Wednesday, October 29, 2014

Walking Shots, Biked Over

Robert Smithson's concept for a floating island.

Stanley Crawford's concept for a man-made floating island. Image courtesy of (buy some shallots).

Love that Smithson painted geological cross-sections.  Always found these so engrossing in text books. 

John Gerrard's Solar Reserve at Lincoln Center.  An LCD screen displaying a virtual solar power station written over a vacant expanse of Nevada desert.

Beneath the watery April sun, an occasional police car or jeep cruised slowly, watchfully, among the bright shoals of cyclists who floated, flushed, moist, openmouthed, above wantonly pumping legs, curiously disowned, jumping knees, and the transparent whir of wheels.   

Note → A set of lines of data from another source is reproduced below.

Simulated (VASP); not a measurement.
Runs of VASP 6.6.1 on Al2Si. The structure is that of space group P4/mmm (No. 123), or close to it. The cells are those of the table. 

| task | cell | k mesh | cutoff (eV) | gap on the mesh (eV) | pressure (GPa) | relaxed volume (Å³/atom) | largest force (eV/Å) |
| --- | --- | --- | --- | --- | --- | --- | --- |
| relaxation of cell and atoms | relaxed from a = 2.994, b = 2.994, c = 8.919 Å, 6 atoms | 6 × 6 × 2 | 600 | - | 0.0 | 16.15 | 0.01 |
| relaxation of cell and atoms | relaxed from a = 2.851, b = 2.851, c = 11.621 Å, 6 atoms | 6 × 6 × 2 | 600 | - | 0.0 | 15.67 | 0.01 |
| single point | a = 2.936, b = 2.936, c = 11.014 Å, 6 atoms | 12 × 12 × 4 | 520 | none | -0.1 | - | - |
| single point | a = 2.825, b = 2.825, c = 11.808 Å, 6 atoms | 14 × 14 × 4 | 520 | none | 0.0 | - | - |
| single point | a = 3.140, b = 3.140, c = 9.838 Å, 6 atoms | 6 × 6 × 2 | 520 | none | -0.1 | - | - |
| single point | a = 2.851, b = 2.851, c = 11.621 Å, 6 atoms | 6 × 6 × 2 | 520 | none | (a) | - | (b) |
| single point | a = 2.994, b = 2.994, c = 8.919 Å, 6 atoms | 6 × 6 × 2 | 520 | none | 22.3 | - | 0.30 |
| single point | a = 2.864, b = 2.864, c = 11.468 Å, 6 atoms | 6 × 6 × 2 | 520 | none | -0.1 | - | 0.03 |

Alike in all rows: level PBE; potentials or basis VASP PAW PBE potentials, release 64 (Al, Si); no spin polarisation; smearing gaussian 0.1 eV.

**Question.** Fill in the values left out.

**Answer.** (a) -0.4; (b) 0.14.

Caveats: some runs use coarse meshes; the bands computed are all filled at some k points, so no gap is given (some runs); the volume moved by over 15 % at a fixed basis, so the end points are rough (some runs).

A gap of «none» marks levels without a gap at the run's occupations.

-Harold Brodkey, Hofstedt and Jean--and Others, originally published in the NewYorker, 1969

 I was nearly hit by a cyclist the other day.  I was crossing 5th ave with the light and he came careening downhill with no intention of stopping.  I panicked and froze and he squeezed his brakes until his bike squealed and he popped forward on his seat. We each checked if the other was okay before we started yelling. I had the light, was my point. What if he was a car, was his point. To which I again stated, that I had the light-- this is generally less of a problem for cars. I told him he should watch where he was going and I assumed he was just as much in shock as me, because what if I had been a car? but then I grew furious with him and conceded, yes, it is true assholes who want to go fast and ignore traffic lights can drive cars or bikes. He told me to go fuck myself. I had actually just gotten off my bike. I had locked it up before crossing the street. I had the helmet tucked under my arm as I was yelling at the guy.  I was thinking about this today when my train stopped.  Strap-hanging for fifteen minutes with only the dark of the tunnel on the other side of the window, I became conscious of a fear that somehow time would figure out a way to stop-- time would stop but but my consciousness would remain active, my subway car would drop out of time, my fellow passengers would not age and would not feel time passing and though we'd all be stuck with one another, we'd remain as equally inaccessible as if the train were moving and we were waiting for the next stop. It is with biking that the frustrations of mass transit-- of being held momentarily due to the train traffic ahead, of sick passengers, of investigations and earlier incidents, of the people who look as if they've already died twice that day that stay plastered in place even though there's room in the middle and of the others who wedge themselves through the closing doors, of the basic package of powerlessness the city offers its residents--disappear.  I love riding my bike in the city.  At its best I feel as if I'm floating just eight inches above the city, which is enough to feel euphoric.  The city and its rules peel away.   The biking passages in Hofstedt and Jean-- and Others are the best I've come across for detailing the sensation of riding in the city.